The Acting Company performed “Odyssey” at Lenfest Center for the Arts on Oct. 9.

Adapted and directed by Lisa Peterson, “Odyssey” sheds light on the refugee camp experience while sharing a beloved classic through migrants’ perspective.

“I enjoyed how they adapted the plot,” Mariah Scott, ’25, said. “From the synopsis, I was confused. But after viewing the show, I saw how effective the idea was.”

Four refugees use the classic tale to pass the time in a migrant camp, waiting for buses to take them to a new destination. They use literary work as a medium to tell personal stories, fears and aspirations.

The Acting Company is the only professional theater that focuses on the development of young classical actors. For 110 minutes, an all-female cast presented Emily Wilson’s translation of the “Odyssey” without intermissions or scene changes.
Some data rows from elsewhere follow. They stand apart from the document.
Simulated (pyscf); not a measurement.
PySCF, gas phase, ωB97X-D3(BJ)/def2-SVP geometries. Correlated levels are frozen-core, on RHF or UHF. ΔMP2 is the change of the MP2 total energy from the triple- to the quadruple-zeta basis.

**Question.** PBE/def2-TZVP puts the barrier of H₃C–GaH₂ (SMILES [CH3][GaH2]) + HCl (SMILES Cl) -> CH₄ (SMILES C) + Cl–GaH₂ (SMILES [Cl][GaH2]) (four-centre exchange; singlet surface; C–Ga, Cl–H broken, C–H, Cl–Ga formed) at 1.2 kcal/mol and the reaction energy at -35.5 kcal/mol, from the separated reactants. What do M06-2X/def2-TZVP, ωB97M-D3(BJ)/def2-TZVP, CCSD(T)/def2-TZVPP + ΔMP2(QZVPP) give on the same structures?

“The cast were all very committed to their roles from the accents to the movement,” Scott said. “Throughout the show I was wondering if their accents were real because they sounded so good. Also, I loved how they were able to perform the whole show with the small amount of props on stage.”

The Acting Company used a limited amount of props but went all out with sound and light effects. Throughout the play, they used screens in the back of the scene to simulate water, storm and lightning. They also used live sound effects to imitate the voices of different monsters Odyssey faces on his way home.

“The lights and sound effects were great. It made me feel like I was right there with them and definitely in the scenes that took place in water, the lights and sounds worked well to tie me into the show,” Scott said.